The rickety domain name system upon which the Internet currently is based will be crushed in the rapid commercialisation of cyberspace, unless something is done - and soon.
The Internet leaders and experts who attended a conference at Harvard University's Kennedy School of Government last month on the coordination and administration of the Internet almost universally agreed on that point.
That, however, is where the consensus ended. In its place arose a sprawling, sometimes contentious, two-day debate fuelled by a collective sense of urgency and a flurry of proposals for handling domain name allocation problems and legal challenges.
The conference was dominated by a man who was not there - Jon Postel of the Internet Assigned Numbers Authority (IANA), whose recently announced plan to add top-level Net domains and award licences to competing domain name registries was the reference point for virtually all discussion.
Since 1993, registrations for names in all top-level domains (.com, .net, .org, .gov and .edu) have been handled by a private company, Network Solutions (NSI) in the US, for the National Science Foundation's Internet Network Information Center (InterNIC) project.
This agreement, argue many members of the Internet community, has given a lucrative government-mandated monopoly to a company ill-equipped to handle the deluge of domain name requests.
Postel's plan would create more top-level domains, with the new registries having exclusive rights to three each. As many as two dozen new registries could be licensed in the US, with a similar number abroad. Supporters of the Postel draft say competition in the top-level domain registration business will benefit the Net.
"Competition is good. Period. It generally lowers prices, it gives better service, and that's one of the objectives," said Don Heath, president of the Internet Society (ISOC). "The Internet is so much bigger than .com or .net. This will facilitate growth."
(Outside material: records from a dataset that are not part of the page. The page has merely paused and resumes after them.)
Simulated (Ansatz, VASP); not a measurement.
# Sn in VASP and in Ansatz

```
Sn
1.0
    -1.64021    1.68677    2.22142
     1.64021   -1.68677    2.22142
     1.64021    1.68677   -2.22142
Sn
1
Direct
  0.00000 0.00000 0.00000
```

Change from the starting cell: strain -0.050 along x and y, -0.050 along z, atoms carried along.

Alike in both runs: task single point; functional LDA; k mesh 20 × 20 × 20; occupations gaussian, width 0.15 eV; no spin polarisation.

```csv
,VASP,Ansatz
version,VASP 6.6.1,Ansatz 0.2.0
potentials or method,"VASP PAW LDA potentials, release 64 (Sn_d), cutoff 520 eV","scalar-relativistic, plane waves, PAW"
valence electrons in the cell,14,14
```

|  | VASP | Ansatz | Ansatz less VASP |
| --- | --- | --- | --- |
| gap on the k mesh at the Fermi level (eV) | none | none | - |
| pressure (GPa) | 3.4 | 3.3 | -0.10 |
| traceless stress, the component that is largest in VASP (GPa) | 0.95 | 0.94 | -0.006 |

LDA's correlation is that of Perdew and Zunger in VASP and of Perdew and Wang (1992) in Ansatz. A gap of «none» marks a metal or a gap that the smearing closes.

While his draft does not actively address the deepening legal quagmire involving domain names and trademark rights, Postel has said the existence of business-related domains beyond .com could help avoid costly disputes and lawsuits by companies claiming infringement.
Critics of Postel's plan say that, at best, it naively ignores trademark issues and, at worst, would exacerbate them by introducing more points of conflict. "Say there are three or four other top-level domain registries that start registering trademarked names. Instead of having one conflagration, you're going to have several," said Tony Rutkowski, vice-president for Internet business development at General Magic, and former executive director of ISOC, in an interview.
Rutkowski presented his own proposal to the Kennedy School conference, urging the merger of InterNIC and IANA into a non-profit, narrowly tailored international body that would devise necessary procedures and domain name dispute resolution mechanisms.
Rutkowksi and other critics even question IANA's authority to arbitrarily revise the Domain Name Service (DNS).
Robert Shaw, adviser on global infor- mation infrastructure for the International Telecommunication Union (ITU) in Geneva, said the "legal foundation for a group like IANA to do this is a house of cards".
IANA's trustee role in the Internet community will not help the group withstand pressure from litigious corporations that do not care for Postel's plan. "The problem is that registries are a multimillion-dollar business," Shaw said. "Someone will challenge this." Shaw proposed to attendees a way to capitalise on the increasing market value of prestigious domains. "You could generate a tremendous amount of revenue by auctioning off top-level domains," he said.
Other attendees of the conference expressed concern that the endorsement of Postel's plan by ISOC made it a fait accompli. Heath reiterated that, despite the imminent formation of an ad hoc committee to process applications for new registries, "the IANA draft is a draft".
One panelist warned that efforts to sustain any kind of DNS as a Net directory invited perpetual legal problems.
"We're putting ourselves into the middle of a fight we don't need to be in," said Scott Bradner, a consultant with Harvard University's Office of Information Technology. "The longer we continue to go along on the tack that the DNS is the answer, the more fun the lawyers are going to have."
Bradner said the DNS should be "replaced with a good directory service".